Karen Read jury pool could hit 2,000-plus due to 'extraordinary amount of publicity'
Published in News & Features
BOSTON — A staggering 2,000-plus Norfolk County residents could be considered for Karen Read’s second murder trial if impanelment stretches that long in the blockbuster case.
It’s all aimed at sitting an impartial jury.
A total of 275 potential jurors will be summoned each day to Norfolk Superior Court in Dedham when impanelment begins on April 1, a “larger number than the Office of Jury Commissioner would normally summon,” according to court spokeswoman Jennifer Donahue.
If it takes longer to seat a jury than the four days of opening week, the pool would drop to 243 a day, Donahue told the Herald. The potential jurors have been notified as the Jury Commissioner issues summonses three months in advance “to meet the existing needs of the court,” she said.
Seating a full jury proved difficult in the first trial, with selection taking five days and the pool averaging roughly 90 county residents each day. Due to what the prosecution described Thursday as “unprecedented pretrial publicity,” the process is expected to last longer for round two.

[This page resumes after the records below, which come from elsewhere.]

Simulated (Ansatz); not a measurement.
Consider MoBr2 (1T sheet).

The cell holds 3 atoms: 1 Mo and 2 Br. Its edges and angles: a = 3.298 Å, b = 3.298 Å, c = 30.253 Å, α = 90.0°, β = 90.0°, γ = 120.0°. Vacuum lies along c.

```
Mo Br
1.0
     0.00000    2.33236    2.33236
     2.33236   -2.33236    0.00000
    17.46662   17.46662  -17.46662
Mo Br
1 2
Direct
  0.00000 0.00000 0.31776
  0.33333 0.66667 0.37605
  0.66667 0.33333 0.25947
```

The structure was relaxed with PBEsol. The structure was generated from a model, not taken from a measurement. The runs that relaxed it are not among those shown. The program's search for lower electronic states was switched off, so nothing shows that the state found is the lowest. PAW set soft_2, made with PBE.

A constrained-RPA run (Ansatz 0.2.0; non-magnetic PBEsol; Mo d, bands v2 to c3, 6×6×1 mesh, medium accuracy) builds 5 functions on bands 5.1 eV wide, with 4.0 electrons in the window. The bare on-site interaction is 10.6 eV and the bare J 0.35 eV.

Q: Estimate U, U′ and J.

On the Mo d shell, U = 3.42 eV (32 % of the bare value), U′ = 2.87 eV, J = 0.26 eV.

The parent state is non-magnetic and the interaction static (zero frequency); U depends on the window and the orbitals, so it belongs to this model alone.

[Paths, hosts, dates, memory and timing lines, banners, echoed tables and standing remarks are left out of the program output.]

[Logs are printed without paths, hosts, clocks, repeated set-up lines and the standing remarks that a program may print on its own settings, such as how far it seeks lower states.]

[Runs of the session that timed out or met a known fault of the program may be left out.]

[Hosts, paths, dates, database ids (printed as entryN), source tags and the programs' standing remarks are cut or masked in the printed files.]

That means more than 2,000 residents could potentially be grilled before they grab one of the juror seats. Donahue told the Herald that the court system doesn’t have data on how the impanelment compares to others historically but that “this is not the largest.”
Attorneys seated a jury of 19 for the first trial, which featured eight weeks of testimony from 68 witnesses and ended in a mistrial with 12 jurors deadlocked. Seven others served as alternates.
Assistant District Attorney Laura McLaughlin requested Thursday that the potential jurors for the second trial be handed a one-page questionnaire dealing with pretrial publicity specifically in addition to two pages that help attorneys identify problems with potential candidates.
“I think that would expedite the impanelment process,” McLaughlin said before Judge Beverly Cannone approved the motion. Potential jurors fill out the questionnaire after taking general questioning from the judge.
During general questioning last year, a majority of candidate jurors had indicated that they had at least heard of or discussed the case. A significant number further indicated they had developed an opinion on the case, and a good number said they were already biased in one way or another.
Read, 45, is accused of striking O’Keefe, her boyfriend of two years and a 16-year Boston Police officer, with her car and leaving him to die in a major snowstorm on the front lawn of 34 Fairview Rd., in Canton — a property that O’Keefe’s BPD colleague Brian Albert owned at the time.
Defense attorneys counter that outside actors killed O’Keefe and conspired with state and local police to frame Read for his murder in the early morning hours of Jan. 29, 2022.
Read has pleaded not guilty and a trial on the charges of second-degree murder, and manslaughter while operating a motor vehicle under the influence and leaving the scene of a fatal accident.
Read supporters have gathered in droves, holding signs, chanting, and making their presence very well-known outside the Dedham courthouse, since the early days of the case. Attention to the saga has multiplied tremendously as it has gained national and international exposure, well beyond Norfolk County.
The case and first trial have been featured in NBC Dateline and ABC 20/20 specials and a Vanity Fair magazine series. Just this week, Investigation Discovery ran a three-night docuseries that included segments of an interview with Herald courts and crime reporter Flint McColgan.
“There has been an extraordinary amount of publicity even far more than the last trial and so close to jury impanelment, it makes sense to me,” Cannone said of a pretrial publicity questionnaire.